From my perspective, it's a shame that you have little regard for philosophical tradition. But as someone who is intimately familiar with the philosophical literature on causation, it seems to me that the sense of "causal" in causal decision theory, while imprecise, is perfectly compatible with most traditional approaches. I don't see any reason to think the "causal" in "causal decision theory" is incompatible with regularity theories, probabilistic theories, counterfactual theories, conserved quantity theories, agency/manipulation/intervention theories, primitivism, power theories, or mechanism theories. It might be a tense relation between CDT and projectivist theories, but I suspect that even there, you will not find outright incompatibility.

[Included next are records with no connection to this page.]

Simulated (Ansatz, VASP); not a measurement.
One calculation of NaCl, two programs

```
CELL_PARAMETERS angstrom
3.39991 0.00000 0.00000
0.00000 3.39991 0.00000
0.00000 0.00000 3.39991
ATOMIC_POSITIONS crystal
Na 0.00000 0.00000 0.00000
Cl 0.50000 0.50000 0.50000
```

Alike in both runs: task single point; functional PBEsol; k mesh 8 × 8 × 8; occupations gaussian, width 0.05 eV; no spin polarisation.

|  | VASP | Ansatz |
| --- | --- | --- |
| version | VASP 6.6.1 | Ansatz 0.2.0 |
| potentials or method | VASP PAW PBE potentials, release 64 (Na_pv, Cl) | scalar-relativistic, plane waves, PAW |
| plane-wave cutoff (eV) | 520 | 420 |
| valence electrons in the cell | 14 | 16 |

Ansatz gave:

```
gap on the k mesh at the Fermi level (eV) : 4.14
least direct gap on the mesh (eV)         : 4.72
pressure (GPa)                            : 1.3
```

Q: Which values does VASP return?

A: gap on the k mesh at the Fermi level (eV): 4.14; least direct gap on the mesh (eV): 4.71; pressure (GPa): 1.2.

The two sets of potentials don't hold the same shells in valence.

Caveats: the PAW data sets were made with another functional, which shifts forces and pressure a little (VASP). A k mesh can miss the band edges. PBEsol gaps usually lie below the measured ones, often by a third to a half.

For a nice paper in the overlap between decision theory and the philosophy of causation and causal inference, you might take a look at the paper Conditioning and Intervening (pdf) by Meek and Glymour if you haven't seen it already. Of course, Glymour's account of causation is not very different from Pearl's, so maybe you don't think of this as philosophy.

Comment author: wedrifid 03 July 2012 07:19:13PM 0 points [-]

But as someone who is intimately familiar with the philosophical literature on causation, it seems to me that the sense of "causal" in causal decision theory, while imprecise, is perfectly compatible with most traditional approaches.

That was my impression (without sufficient confidence that I wished to outright contradict on facts.)